Sawazi

Sawazi explores how people manage informal debt, prioritizing visibility and emotional safety over repayment pressure.

Scope

Research · UX · Product Design

Context

Informal Finance

Focus

Debt Visibility & Trust

Project Overview

Designing for informal debt and everyday trust

Sawazi explores how people experience and manage informal debt in everyday life. Many existing tools treat debt purely as numbers, ignoring the emotional and social dynamics that shape how people relate to what they owe and are owed. This work focuses on debt visibility as a way to build trust, reduce friction, and create a more approachable experience.

Rethinking Debt

Informal debt isn’t just numbers—it lives in memory, messages, and silence. Most tools ignore the emotional and social dynamics at play, creating anxiety, friction, and sometimes broken trust.

The design opportunity was to make debt visible, approachable, and human-centered: a system that supports communication, reduces tension, and fosters long-term awareness, rather than forcing immediate repayment or judgment.

Research

Understanding Informal Debt in Context

Informal debt is rarely just financial—it’s social, emotional, and relational. People manage what they owe through memory, messages, or silence, often at the cost of anxiety, miscommunication, and broken trust.

Most financial tools focus on repayment and urgency, ignoring these human dimensions. This created an opportunity to design a platform that supports clarity, trust, and long-term awareness, while respecting the relational and emotional context of debt.

Friction We Needed to Solve

People experience informal debt as a social and emotional challenge, not a transaction. Without the right support, interactions can lead to stress, miscommunication, and damaged relationships.

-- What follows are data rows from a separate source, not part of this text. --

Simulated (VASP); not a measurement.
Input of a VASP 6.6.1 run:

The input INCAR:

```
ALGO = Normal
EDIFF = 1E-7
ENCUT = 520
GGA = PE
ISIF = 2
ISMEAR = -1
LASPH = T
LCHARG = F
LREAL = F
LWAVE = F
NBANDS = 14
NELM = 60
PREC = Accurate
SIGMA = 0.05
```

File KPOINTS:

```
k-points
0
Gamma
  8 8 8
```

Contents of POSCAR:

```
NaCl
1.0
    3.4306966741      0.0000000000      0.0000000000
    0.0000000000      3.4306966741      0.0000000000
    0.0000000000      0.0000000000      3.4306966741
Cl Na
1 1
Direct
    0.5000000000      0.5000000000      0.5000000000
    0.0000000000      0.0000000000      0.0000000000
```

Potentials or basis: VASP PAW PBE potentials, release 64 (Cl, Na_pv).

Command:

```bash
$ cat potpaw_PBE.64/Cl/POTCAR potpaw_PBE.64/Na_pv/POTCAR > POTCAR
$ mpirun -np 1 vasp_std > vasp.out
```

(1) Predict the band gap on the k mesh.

The challenge was clear: how can we create a platform that respects these human dynamics, while giving users visibility and control over what they owe and are owed? Sawazi is designed to reduce tension, foster transparency, and make debt feel manageable rather than burdensome.

Why It Matters

Informal debt is embedded in daily life and relationships. Without tools that reflect its emotional and social complexity, people risk miscommunication, frustration, and damaged trust.

Sawazi provides a platform to navigate obligations in a human-centered way, making debt less transactional and more relational

What I Set Out to Understand

To design for this space, we focused on uncovering:

1. How people track, remember, and communicate informal debt.

2. The emotional triggers and relational pressures that influence repayment behavior.

3. Where opportunities exist to introduce clarity, trust, and comfort without judgment or urgency.

Insights That Guide Design

Research surfaced recurring behavioral patterns:

1. Debt avoidance: People delay acknowledging obligations to reduce discomfort.

2. Social negotiation: Repayment decisions are influenced by relationships and trust.

3. Memory reliance: Tracking relies heavily on mental notes or informal reminders, increasing the risk of errors.

4. Low-pressure visibility: Transparency reduces tension and fosters accountability.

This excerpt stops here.